I’m so so exhausted with everything. My family, myself, my school, my life, my religion. I just don’t wanna go through this anymore. I feel like such a bad sibling. I don’t really feel like explaining but alot has just been happening and I’m slowly watching my older brother turn into my father. Yelling, beating, petty, superiority. Everyone is so petty in this house. So selfish. Thinking they’re better than everyone else. We are your children. I hate it so much when parents get lazy at caring for their children. Why do I have to step up. Why is nobody else stepping up. Am I the older one or ? Everyone is so dissociated from each other. Are we even family. I’m actually so dead at home. I’m so sick of this. I was so happy alone at home just now. I felt so comfortable now I just wanna die haha. Please if you ever wanna have kids please properly be ready for it. Don’t let your kids grow up neglected. I personally will not have kids because I just can’t do it. Please be self aware and keep it in your pants.
HI @user0943 . I know how you feel. The sad thing about growing up in such households is there is no connection at all.
I got into a similar realisation back when I attended a “family” wedding. It was like, everyone knew each other and had things to talk about except me and my sister. We were much younger back then, but we had to manage ourselves, keep ourselves engaged and “happy”. It’s not that we need their reception but just need a reason to feel connected. After close to 8 years post that incident, thoughts of that event still continue to disgust me.
As for me, my school and my religion were reasons why I am still sane. My school gave me a structured environment to be in for at least 6 hours in a day. My religion gave me a beacon of hope, that everything will get sorted out eventually. Even though, my secondary school was not the happiest place to be in, it was still far more structured and systematic than at home.
Correct me if I’m wrong, is your brother having to shoulder more responsibilities than before such as being “the captain of the ship”.
Ive been there before. Honestly, entertaining the thought that we are not part of the family can be sooooo empowering. Theoretically, we are supposed to belong but at the current point of time, that just needs a lot from our side.
I wish to refer you this book, called braving the wilderness by brene brown. It is more than just a self help book, it’s our survival guide. The audiobook and books are available in NLB and I strongly urge you to read it or listen to it. Not sounding too cheesy, but It can technically breathe life into you! After listening to the first chapter, I literally broke out into tears.
Atb, stay strong and get back on how it went!
hey @user0943, i just want to say i hear you. it sounds like you’re carrying way too much for anybody your age, and i’m really sorry you have to go through this
. you deserve to feel safe, loved, and supported – not like you have to hold everything together on your own. it’s not fair, and it’s not your fault.
it makes sense that you’d feel exhausted and overwhelmed. living in a home where there’s yelling, neglect, and emotional distance will drain anyone. and what you said about watching your brother change and feeling like you’re the only one stepping up? that hit hard.

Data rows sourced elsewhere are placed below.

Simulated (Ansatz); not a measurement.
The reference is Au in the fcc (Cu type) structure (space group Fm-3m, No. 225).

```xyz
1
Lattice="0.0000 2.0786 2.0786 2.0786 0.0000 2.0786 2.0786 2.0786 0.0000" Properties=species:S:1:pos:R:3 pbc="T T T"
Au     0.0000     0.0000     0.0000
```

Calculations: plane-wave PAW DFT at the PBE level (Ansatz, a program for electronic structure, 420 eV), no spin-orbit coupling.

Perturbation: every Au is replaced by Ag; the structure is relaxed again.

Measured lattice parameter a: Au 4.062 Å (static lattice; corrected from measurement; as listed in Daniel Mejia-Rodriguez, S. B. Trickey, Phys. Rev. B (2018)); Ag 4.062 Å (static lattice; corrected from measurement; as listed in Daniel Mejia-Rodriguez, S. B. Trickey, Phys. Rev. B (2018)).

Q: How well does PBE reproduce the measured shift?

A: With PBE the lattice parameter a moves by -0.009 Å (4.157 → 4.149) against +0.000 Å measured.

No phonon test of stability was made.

it’s not fair that the weight of the family is falling on your shoulders. you shouldn’t have to be the adult when the adults aren’t showing up how they should. that’s not your role, and you didn’t choose this. and you’re absolutely right: having kids is a huge responsibility that should never be taken lightly. children deserve care, presence, and patience – not to be left picking up the pieces of their parents’ emotional neglect / abuse.
if it feels okay, here are some small things you could try. not to “fix” everything, but maybe just to give yourself little pockets of peace or control when things feel out of hand:
- when you’re home, try carving out a tiny space / routine that feels solely yours. even if it’s just listening to music, journaling, watching a show, or reading a book, these little moments can provide a much-needed escape and remind you that you’re still your own person.
- if you’re open to it, you could try talking to a school counselor or mental health professional (even anonymously online). ik it seems really daunting, but doing so might help ease some of the weight. you shouldn’t have to deal with all of this alone.
- most of all, remind yourself that it’s okay to not take on more than you can handle. saying “i can’t do this” doesn’t make you weak – it means you’re human. it’s okay to pull back when you need to.
you’re doing your best to survive in an environment that’s hurting you, and that says a lot about your strength. that matters, and you matter. i’m really glad you shared all this. and you’re always welcome to talk more, even if it’s just to vent. you don’t have to go through this alone.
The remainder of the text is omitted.